Intrinsic Value - A Subjective Fake Motivation Number
I have been trying to come up with a way to calculate intrinsic value.
Over the years, I developed many ways to find out the intrinsic value (Just read my blog, look at Fundamental Scorecard or look at Moat Scorecard).
However, as I get more involved in overseas companies, especially the US market, my thinking starts to evolve again.
Don’t get me wrong. I still use my past methods on calculating intrinsic value for companies in SG and HK.
However, they are not workable for US market. US market at times looks at more qualitative rather than quantitative. Many companies are what I deem as – a company with a story, not back by financials.
Furthermore, I do not understand how can one hold a company who share price has grown for 10x for example.
So recently my Fundamental Scorecard Telegram Group had a discussion on Intrinsic value.
Before I continue, please ensure that I do note that Intrinsic Value (V) is NOT EQUAL to Share Price (P).
So back to the discussion - there was a line by a member stating that “if enough people believe in it, then V becomes a real thing.”
This brings me back to Ben Graham famous line - in the short run, the market is like a voting machine (tallying up which firms are popular and unpopular). But in the long run, the market is like a weighing machine (assessing the substance of a company).
Basically, I want to find a company where P is below V and remains unpopular. But eventually I will want more people to recognize this company where P = V.
To allow more people to recognize this company, it brings me back to Warren Buffet famous line – Buy wonderful companies at fair price.
So, if I purchase WONDERFUL or UNPOPULAR companies at FAIR prices and hold for the LONGER term (in my opinion, 3 years), I will be able to allow more people to recognize the V of the company and the P will eventually mean V.
Then there are 2 others problems that I realize in my concept of V.
In the past, I tend to look at V with a conservative mindset. This is to allow for a bigger margin of safety because concept of V is SUBJECTIVE. Because of this, my V is low. This resulted in anchoring bias within my perspective. But the problem here is if I buy wonderful companies at fair prices? Why should I be conservative about a SUBJECTIVE number?

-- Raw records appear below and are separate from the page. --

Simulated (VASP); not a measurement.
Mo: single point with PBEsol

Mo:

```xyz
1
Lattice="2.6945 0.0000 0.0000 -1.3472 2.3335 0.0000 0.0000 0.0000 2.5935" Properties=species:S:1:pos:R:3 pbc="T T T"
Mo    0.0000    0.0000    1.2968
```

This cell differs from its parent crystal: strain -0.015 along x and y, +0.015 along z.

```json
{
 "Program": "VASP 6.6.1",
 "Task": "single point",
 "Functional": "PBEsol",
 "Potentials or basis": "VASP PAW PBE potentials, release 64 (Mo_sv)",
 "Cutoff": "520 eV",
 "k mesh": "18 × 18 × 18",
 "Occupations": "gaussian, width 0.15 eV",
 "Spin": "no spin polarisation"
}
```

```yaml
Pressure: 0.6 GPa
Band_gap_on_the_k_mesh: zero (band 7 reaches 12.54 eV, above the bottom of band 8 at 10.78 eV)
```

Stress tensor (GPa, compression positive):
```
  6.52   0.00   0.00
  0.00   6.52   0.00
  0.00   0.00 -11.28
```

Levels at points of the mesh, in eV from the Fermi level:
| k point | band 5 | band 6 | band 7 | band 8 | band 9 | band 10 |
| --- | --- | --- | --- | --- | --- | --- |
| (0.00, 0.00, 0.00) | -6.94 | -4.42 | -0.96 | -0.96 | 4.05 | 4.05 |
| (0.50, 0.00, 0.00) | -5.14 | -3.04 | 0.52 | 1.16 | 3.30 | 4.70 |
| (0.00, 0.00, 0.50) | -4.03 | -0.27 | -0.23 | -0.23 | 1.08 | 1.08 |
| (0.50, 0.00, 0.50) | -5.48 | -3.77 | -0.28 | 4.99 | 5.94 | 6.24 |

The next problem is CONVICTION. There are many times I bought into companies with known major risk (Example: IGG). This creates a limitation to my conviction to hold, as I always have the major risk at the back of my mind. At the end of the day, “noises” may eventually result in me making rash decision.
Thus, in short, I believe in future purchases I should:
- Have more conviction in my investment. This can be done by finding pros and mitigating cons. No cons should be left behind.
- Allow my calculation to look at the highest limit of V. Find the range.
- Continue to find wonderful companies at fair prices or Unpopular companies at low prices.
Nevertheless, this brings me to another set of questions - My investing strategy. Its probably time to relook at them and come up with a way to analyse them.